White papers are informative, formal reports on complex issues that organizations often release to demonstrate an authoritative stance on a very specific field of study. In a lot of ways it’s like a research presentation, but with a lot more bells and whistles that makes it more digestible for consumers and marketable for businesses. White papers are a vital part of the content marketing strategy of a lot of businesses these days and can be a valuable inbound marketing tool. While there are plenty of guides floating around that explain how to write a White Paper, none of them really does a good job of explaining when.

White papers aren’t something that you can whip up overnight. It takes an incredible amount of work and man hours to produce a high-quality white paper that will lead to valuable leads for your business. The simple question always comes up in marketing discussions: “should we do a white paper?” Unfortunately, the answer isn’t cut and dry — you’ll really need to evaluate a few things before you take the white paper plunge.

You Have Unique Material

The cardinal sin of content is creating low-value content that your users can get somewhere else. You have to be presenting unique material that your audience can’t find anywhere else. So when thinking about developing a white paper, think about what you can provide as a business/expert/connoisseur that your customers will gawk over.
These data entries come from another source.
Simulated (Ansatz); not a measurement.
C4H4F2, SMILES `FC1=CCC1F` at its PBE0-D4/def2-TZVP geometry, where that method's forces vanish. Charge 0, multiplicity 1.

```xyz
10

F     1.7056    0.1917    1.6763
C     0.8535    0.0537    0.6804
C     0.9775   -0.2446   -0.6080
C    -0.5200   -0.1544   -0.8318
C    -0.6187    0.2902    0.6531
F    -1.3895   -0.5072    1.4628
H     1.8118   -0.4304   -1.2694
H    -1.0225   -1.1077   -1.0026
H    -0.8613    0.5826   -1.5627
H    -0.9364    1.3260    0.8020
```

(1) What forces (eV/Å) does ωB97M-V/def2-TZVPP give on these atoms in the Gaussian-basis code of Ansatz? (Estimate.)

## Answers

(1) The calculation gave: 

Provide a solution to a problem. When you think of the white paper as a sort of research document, you really have to be providing a solution that doesn’t exist to an existing problem. Once you describe the problem and your audience identifies with it you then have to present the solution. Together you’re giving the audience a reason to believe. Once they buy it, they’re in the bag.

You Have Authority

Authority isn’t something that can be quantified by any tangible source  — it’s a bit more mysterious and elusive. You know when people or a company has it, but you can’t always pinpoint exactly what it is. But when it comes to releasing a white paper there are really two forms of authority you need to possess: Expertise and Standing.

Your company needs to have a reputable standing in your field of expertise — and expertise takes time. You’re not going to be able to launch a company and then the next minutes, day, or even month put out a white paper that people are going to take seriously. The time you spend building your audience, infiltrating the marketplace, gathering data and case studies — all of this contributes directly to your ability to be taken seriously and demonstrating your expertise. Your standing in a community or field of expertise is supported by your ability to back up your claims. The proof is in the pudding.

Your Funnels Are In Place

This is all a part of the complex machine that is content marketing. And like most content marketing, marketing a white paper isn’t a Field of Dreams scenario — it’s more of a “if you build it and then also build all of the support structure to market it then they will come.” You need to have a solid system of distribution in place to really capitalize on the value of releasing a white paper. So now that you’ve got it made, you’ve got to give your gift to the people.

Distribution More than likely you’re going to host the white paper on your own website. You’ll use your social channels (where the majority of your audience is going to be) in order to distribute the paper. Email is another key distribution channel, so hopefully you’ve been building up that email list. If you don’t have a significant email list together then it probably isn’t a good time for you to release a white paper. However, a white paper can also be a great method of capturing email and user information. And that leads us to…

Capture Content marketing is all about using your unique content to capture leads and close on sales. So it seems counter-intuitive to give stuff away for free, but that’s exactly what you’re going to do. At least you’re not going to charge any money for them (or any of your content). But you still want to get something in return for releasing the white paper. This can be a number of things, but here’s a list of the most common:

  • Email addresses
  • User Data (name, age, address)
  • Sign-ups

Retargeting Once you’ve got that vital user data it then becomes your job to leverage that user information to sell the services. Ideally it’s a service that solves the problem your white paper addresses, but the good thing about your customers is that they have multiple interests and they’re more than likely to have more than one in common with your business.